For example, let's say within each group of Type 1, Type 2, and Type 3, as in the previous example, we have two subgroups, Type A and Type B, as follows:

type_1 = [1, 1]  # 1 of type A and 1 of type B
type_2 = [1, 2]  # 1 of type A and 2 of type B
type_3 = [2, 3]  # 2 of type A and 3 of type B
counts = [type_1, type_2, type_3]

In essence, the total counts for Type 1, Type 2, and Type 3 are still the same, but now each can be further broken up into two subgroups, represented by the 2D list counts. In general, the types here can be anything; our goal is to simply visualize this composition of the subgroups within each large type using a stacked or grouped bar graph.

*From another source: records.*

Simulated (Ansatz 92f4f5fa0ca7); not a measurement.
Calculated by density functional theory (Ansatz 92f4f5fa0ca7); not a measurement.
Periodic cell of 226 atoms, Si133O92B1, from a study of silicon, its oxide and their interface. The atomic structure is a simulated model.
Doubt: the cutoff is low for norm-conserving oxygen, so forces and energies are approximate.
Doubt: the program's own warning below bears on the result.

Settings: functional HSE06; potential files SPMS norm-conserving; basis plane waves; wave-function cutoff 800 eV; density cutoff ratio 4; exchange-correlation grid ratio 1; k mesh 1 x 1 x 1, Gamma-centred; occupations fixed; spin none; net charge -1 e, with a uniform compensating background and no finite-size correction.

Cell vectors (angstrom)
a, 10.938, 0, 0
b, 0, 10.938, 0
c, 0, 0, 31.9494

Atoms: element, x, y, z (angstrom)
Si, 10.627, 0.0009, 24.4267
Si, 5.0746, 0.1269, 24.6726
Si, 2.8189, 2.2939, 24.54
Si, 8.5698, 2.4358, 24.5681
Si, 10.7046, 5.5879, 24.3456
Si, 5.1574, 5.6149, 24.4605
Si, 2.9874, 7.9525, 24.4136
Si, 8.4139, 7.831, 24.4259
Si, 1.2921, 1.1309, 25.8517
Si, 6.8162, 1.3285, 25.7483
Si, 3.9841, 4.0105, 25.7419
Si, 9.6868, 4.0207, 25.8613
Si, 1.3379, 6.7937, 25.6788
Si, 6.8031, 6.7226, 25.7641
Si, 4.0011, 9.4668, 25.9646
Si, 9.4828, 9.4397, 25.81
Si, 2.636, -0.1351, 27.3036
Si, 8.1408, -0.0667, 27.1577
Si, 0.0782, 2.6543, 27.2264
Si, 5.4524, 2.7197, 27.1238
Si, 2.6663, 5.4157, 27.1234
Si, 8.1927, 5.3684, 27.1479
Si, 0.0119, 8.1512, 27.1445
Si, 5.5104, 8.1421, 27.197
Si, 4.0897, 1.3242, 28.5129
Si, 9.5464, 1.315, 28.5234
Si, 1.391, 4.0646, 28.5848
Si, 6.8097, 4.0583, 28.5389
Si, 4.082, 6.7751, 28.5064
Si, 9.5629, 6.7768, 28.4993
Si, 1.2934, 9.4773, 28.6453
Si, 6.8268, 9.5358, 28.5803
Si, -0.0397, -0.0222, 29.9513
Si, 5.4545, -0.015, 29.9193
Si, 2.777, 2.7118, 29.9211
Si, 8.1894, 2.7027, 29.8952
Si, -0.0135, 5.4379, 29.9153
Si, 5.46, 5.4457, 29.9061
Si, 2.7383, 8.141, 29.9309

First, we aim to create a grouped bar graph; our goal is the following visualization:

Figure 2.8: Grouped bar graphs

This is a more advanced visualization, and the process of creating the graph is thus more involved. First, we need to specify the individual locations of the grouped bars and their width:

locations = np.array([0, 1, 2])
width = 0.3

Then, we call the plt.bar() function on the appropriate data: once on the Type A numbers ([my_type[0] for my_type in counts], using list comprehension) and once on the Type B numbers ([my_type[1] for my_type in counts]):

bars_a = plt.bar(locations - width / 2,   [my_type[0] for my_type in counts], width=width)
bars_b = plt.bar(locations + width / 2,   [my_type[1] for my_type in counts], width=width)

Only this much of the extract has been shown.